The Securities and Exchange Board of India (SEBI) has recently issued a consultation paper on revamping the nominations framework in the securities market. The aim of this proposal is to reduce the amount of unclaimed assets in the securities market and to smoothen the process for claiming the assets by the surviving successors of the deceased investors.
According to SEBI, one of the primary factors contributing to the increase in unclaimed assets is the incomplete or unavailability of nominations for financial assets in the securities market. This makes the transmission process of the deceased an ordeal for the family or successors of the deceased. As per the latest data, there are about Rs 1,500 crore worth of unclaimed dividends lying with listed companies, and about Rs 3,800 crore worth of unclaimed funds lying with mutual funds.
To address this issue, SEBI has proposed revisions to nomination facilities for securities such as shares, bonds, units of REITs (Real Estate Investment Trusts), InvITs (Infrastructure Investment Trusts), AIFs (Alternative Investment Funds) and other securities held in dematerialised form and for units of mutual fund schemes that are expressed in a statement of account. These revisions will provide convenience to investors and uniformity in the procedures to institutions.
Some of the key features of the proposed nomination framework are:
- Nominations should be made, changed or cancelled in a safe, secure and verifiable manner by using digital signature or Aadhaar-based eSign or physical signatures of the investors or through dual authentication. If nomination is done by affixing a thumb impression, it should be in presence of two independent witnesses.
- Nomination facilities should permit multiple nominees and be increased from current limit of only three to two-digit or three-digit (i.e 99 or 999), which are large and sufficiently high to address ordinary requirements of individual investors.
- Nomination facilities can be made, changed or cancelled at any time without any restrictions as to the number of times such facilities is utilised.
- In case of joint holdings and rule of survivorship being applicable, no documentation related to KYC or undertakings should be required from the surviving joint holders.

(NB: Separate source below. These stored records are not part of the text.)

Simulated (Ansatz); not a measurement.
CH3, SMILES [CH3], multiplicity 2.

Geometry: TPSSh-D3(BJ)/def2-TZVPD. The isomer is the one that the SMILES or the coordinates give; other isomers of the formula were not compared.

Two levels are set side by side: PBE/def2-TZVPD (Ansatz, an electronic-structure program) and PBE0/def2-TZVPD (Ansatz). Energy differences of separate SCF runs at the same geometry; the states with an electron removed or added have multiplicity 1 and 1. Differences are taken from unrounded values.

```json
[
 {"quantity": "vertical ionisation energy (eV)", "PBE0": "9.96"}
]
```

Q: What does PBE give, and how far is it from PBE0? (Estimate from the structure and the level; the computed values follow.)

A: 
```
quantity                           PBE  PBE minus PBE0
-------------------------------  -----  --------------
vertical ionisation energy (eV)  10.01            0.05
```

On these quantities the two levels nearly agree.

- In absence of nominations, the legal heirs should be required to produce due evidence and follow the procedures prescribed (under applicable law) for the purpose of effecting transmission in their favour.
SEBI has also suggested that unclaimed funds in listed entities, REITs, and InvITs should be transferred to the Investor Protection and Education Fund (IPEF) for easy processing and refunds. SEBI has approved amendments to the IPEF, REIT, and InvIT Regulations to establish a uniform process for investors to claim unclaimed amounts from IPEF.
SEBI has sought comments from the public on its proposal till March 8, 2024. The regulator hopes that the revamped nomination framework will help reduce unclaimed assets in the securities market and facilitate smooth transmission process for successors of deceased investors.